Before McALLISTER, Chief Justice, and ROSSMAN, PERRY and GOODWIN, Justices.
This is an appeal by the plaintiff, Don B. Card, from a decree of the circuit court which dismissed this suit. Card, claiming that he had accepted an option signed October 28, 1946, by one V.O. Stirnweis, brought this suit to secure specific performance of the option. The latter authorized Card to purchase at the time of the death of Stirnweis all of the stock which he owned October 28, 1946, in a corporation entitled Crawford Doherty Foundry Co. On the day just mentioned Stirnweis owned substantially more than one-half of the shares of the stock of that corporation. Stirnweis and Card were the only owners of the shares of stock of the corporation on October 28, 1946. The two men were also at that time the sole officers of the corporation. At that time the relationship between the two was cordial; it manifested mutual trust and confidence. October 28, 1946, when Stirnweis granted to Card the option to purchase all of Stirnweis' stock, Card issued a similar option to Stirnweis. Each option specified the purchase price to be paid by the optionee and each stated, "This option to take effect only in the event of my death." Each option stated that it could be "revoked by giving written notice" to the optionee. By May 20, 1954, the cordial relationship which had existed between the two men had come to a close. On that day, according to the plaintiff-appellant's brief, "Plaintiff, at the request of V.O. Stirnweis, tendered his resignation which was accepted, and thereafter the parties had no dealings." The resignation to which the quoted words refer was from Card's offices in the corporation as an officer and a director. Later the plaintiff sold all of his shares of stock to Stirnweis. Still later, that is, on July 22, 1960, Stirnweis died. The defendant is his widow and the executrix of his estate. Following her appointment as executrix the plaintiff notified her that he elected to exercise the option. He tendered the needed amount of money and demanded delivery to him of all stock standing in the name of her husband when the option was signed. The defendant rejected the demand. As we have stated, the circuit court sustained the defendant's position.

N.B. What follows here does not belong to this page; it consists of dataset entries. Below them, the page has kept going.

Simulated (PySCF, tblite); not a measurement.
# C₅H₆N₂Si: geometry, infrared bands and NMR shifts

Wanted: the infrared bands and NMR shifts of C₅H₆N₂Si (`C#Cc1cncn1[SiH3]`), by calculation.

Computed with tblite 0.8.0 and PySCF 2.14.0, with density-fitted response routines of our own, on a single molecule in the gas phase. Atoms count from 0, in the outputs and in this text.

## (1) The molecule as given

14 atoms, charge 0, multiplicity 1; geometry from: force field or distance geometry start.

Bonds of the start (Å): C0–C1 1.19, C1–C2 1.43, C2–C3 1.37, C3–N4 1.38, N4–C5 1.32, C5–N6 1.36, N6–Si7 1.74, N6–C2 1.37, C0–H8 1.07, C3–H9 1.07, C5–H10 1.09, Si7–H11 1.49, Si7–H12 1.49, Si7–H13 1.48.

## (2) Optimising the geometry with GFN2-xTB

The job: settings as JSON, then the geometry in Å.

The plaintiff-appellant's assignment of error follows:
"The Lower Court erred in holding that the option given by V.O. Stirnweis to the plaintiff had been cancelled by implication through the optionee's sale of all his stock in the Crawford and Doherty Foundry Company."
When the plaintiff resigned from his offices in the corporation he did not sell his stock. When the options were issued the plaintiff was the beneficiary in a policy of life insurance which was issued upon the life of Stirnweis. A similar policy in favor of Stirnweis existed upon Card's life. Each option, in specifying the initial payment which the optionee was required to make upon exercising it, said "plus any amount in excess of ten thousand available by reason of insurance upon the life of * * *." That provision renders reasonable the inference that the purpose of the life insurance was to help the optionee finance the exercise of the option. By May 20, 1954, when Card resigned his corporate offices, the life insurance policies had expired. April 20, 1960, Card sold all of his stock to Stirnweis and thereafter owned none.
Referring to the two options, the plaintiff testified:
"Q You admit, do you not, Mr. Card, that the purpose of those two documents and the purpose of the simultaneous execution was to permit the survivor, as between the two of you, to acquire the stock of the other.
"A Yes.
"Q And it was for the purpose of protecting each of you in the event of the death of the other?
"A Yes."
We have mentioned the facts that (1) Stirnweis owned more than one-half of the stock of the corporation and (2) the option which he signed covered all stock "now standing in my name on the books" of the corporation.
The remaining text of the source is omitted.